Re: error recovery from Noah Mendelsohn on 2012-02-18 (public-xml-er@w3.org from February 2012)

From: Noah Mendelsohn <nrm@arcanedomain.com>
Date: Sat, 18 Feb 2012 12:36:42 -0500
To: Norman Walsh <ndw@nwalsh.com>
CC: W3C XML-ER Community Group <public-xml-er@w3.org>
Message-ID: <4F3FE1AA.7010507@arcanedomain.com>

On 2/18/2012 7:32 AM, Norman Walsh wrote:
> I'm coming around to the view expressed by Noah and David (and others)
> that we'd be better off casting this as a new set of parsing rules for
> interpreting some sequences of characters that resemble XML but are
> not well-formed in a way that deterministicly produces a tree.

> I think when the process finishes, and we have a tree (if we have a
> tree), it will be possible (for a human) to look back and say, we got
> this tree by correcting these errors in these ways.

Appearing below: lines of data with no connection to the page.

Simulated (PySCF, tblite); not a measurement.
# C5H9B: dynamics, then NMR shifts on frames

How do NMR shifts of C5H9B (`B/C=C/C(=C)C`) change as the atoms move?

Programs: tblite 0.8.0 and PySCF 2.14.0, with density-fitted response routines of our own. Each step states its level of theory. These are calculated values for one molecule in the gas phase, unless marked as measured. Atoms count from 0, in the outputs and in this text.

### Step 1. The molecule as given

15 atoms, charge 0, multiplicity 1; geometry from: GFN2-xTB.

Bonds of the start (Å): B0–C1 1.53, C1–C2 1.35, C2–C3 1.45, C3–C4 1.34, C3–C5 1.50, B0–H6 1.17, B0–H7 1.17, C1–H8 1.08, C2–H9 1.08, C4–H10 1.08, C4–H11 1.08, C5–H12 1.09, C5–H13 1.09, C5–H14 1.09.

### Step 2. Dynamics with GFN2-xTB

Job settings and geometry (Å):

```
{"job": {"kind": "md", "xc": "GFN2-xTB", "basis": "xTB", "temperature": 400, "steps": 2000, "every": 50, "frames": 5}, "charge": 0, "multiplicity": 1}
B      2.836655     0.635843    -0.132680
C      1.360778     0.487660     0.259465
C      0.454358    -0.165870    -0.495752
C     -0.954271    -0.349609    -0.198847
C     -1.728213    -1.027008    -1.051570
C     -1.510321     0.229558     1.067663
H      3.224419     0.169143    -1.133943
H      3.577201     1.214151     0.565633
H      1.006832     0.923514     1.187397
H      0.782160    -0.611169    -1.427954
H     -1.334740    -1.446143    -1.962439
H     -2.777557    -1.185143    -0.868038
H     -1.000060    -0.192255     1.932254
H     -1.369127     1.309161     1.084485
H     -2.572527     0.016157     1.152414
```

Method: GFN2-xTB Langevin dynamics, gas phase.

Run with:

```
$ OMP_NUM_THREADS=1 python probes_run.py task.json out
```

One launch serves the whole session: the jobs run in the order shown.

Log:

Yes, I think that's generally where the focus should be. As I said in my 
earlier note, I think it's worth giving a bit of thought to whether it will 
be easy or hard to put reasonably tight bounds on identifying the subtrees 
that correspond to non-wellformed input. I also think we should demonstrate 
that the mapping can be implemented efficiently in a streaming processor 
for those who need streaming (though, in certain cases, there may be a 
tradeoff between streamability and the care taken in mapping non-wellformed 
input, as doing the latter well might involve backtracking).

I don't think we should standardize the APIs that expose either the tree or 
error identifications, and I don't think we should the characteristics 
processors themselves.

Noah

Received on Saturday, 18 February 2012 17:37:06 UTC